Balanced Fertilizer use for crops

Balanced fertilizer use has always been the concern in India and there have been group discussions and campaigns to implement it. The optimum desirable NPK ratio given is 4:2:1. It is difficult to find out the source or the reasoning for this magic formula.

There are five factors that determine the fertilizer needs of the crop plants.

1. Crop, its variety and yield potential. For example HYVs need higher NPK application. Similarly rapeseed-mustard needs more sulphur.
2. Rooting system of a crop: It is another important factor in determining its capacity to feed the soil volume. Rice roots for example are clustered in the surface 0-20 cm depth and can feed from this soil layer only. Even if a nutrient such as P and K is present in deeper layers, rice roots will not be able to tap it. On the other hand, grain legumes such as pigeonpea and chickpea and cotton, etc. have deeper root system and can feed on P and K reserves from deeper soil layers. Incidently, P and K are fairly well distributed in deeper soil layers and as a contrast N is mostly present in surface 0-20 cm layer. Thus, despite a great deal of effort on studying P fertilization of legumes, responses and therefore applications have not gone beyond 30-40 kg P₂O₅ ha. This is rightly so because only in the initial stages when the roots are young and shallow they feed upon applied fertilizer P, but as they grow and move deeper they feed upon a larger soil volume and the P,K or other nutrients stored there in.
3. Soil fertility status: Soils differ in their nutrient supplying capacity; what has been recently termed as INS ( indigenous nutrient supply). For example, alluvial soils in northern India can supply much more potassium than the Ultisols in peninsular India. Required N:K and P:K ratios in a fertilizer material or recommendation cannot be the same for the two kinds of soils. A perusal of the nutrient status of soils of India for eight nutrients (N,P,K,S,Mg,Zn,Fe,B) as shown in the below given Table, shows widespread deficiencies of N,P,S and Zn.

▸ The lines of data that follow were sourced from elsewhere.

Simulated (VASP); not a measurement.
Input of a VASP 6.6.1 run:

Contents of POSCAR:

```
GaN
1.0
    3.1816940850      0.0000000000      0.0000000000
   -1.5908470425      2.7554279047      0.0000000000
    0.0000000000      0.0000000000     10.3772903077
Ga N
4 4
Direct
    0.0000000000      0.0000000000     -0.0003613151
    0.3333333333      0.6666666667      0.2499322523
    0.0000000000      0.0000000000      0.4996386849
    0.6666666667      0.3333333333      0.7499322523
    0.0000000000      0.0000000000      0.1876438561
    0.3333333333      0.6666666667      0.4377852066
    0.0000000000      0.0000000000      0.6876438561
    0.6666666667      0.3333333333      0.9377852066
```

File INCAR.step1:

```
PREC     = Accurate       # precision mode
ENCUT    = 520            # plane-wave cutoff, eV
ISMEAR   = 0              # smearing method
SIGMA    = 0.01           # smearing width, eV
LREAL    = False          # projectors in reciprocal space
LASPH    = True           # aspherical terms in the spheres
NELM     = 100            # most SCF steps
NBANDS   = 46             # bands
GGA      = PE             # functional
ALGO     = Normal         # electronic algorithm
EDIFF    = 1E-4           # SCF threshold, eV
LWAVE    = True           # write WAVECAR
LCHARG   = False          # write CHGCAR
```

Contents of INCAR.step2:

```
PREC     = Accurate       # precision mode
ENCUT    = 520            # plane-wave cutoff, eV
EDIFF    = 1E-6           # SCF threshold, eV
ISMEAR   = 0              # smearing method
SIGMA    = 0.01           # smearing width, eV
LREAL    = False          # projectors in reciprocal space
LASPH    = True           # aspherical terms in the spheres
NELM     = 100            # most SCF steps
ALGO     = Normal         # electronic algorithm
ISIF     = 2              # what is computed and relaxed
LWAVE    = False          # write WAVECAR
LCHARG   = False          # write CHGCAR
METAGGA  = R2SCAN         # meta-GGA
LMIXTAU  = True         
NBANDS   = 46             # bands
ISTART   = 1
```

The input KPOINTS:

Table : Nutrient status of soils of India

Sr.No.	Nutrient	Nutrient status category ( no.of development blocks)
		Low	Medium	High
1	Nitrogen	228	118	8
2	Phosphorus	170	184	17
3	Potassium	47	194	122
4	Sulphur	Deficiency scattered over 130 districts
5	Magnesium	Kerala,other southern states, very acid soils
6	Zinc	50% of 200,000 soil samples analyzed found deficient
7	Iron	Widespread in upland calcareous soils
8	Boron	Parts of West Bengal, Bihar, and Karnataka




4. Nutrient uptake pattern: This is the basis used for classifying nutrients as macro (primary and secondary) and micronutrients. This is the main basis which should be considered along with above factors in determining a balanced ratio for that crop and for that region.
5. Nutrient use efficiency: It is another important factor in determining fertilizer need. For example N use efficiency is only 30-50%, Thus about 2-3 times of fertilizer N has to be applied in relation to its uptake by a crop.

There is an urgent need for determining NPKS balanced formulae for each crop in a specific region. Agronomists and soil scientists need to do more home work on this issue during the first decade of next millenium, so that the farmers can make application of needed amounts of plant nutrients. This will also help the fertilizer manufacturers to make the desired grades for different regions.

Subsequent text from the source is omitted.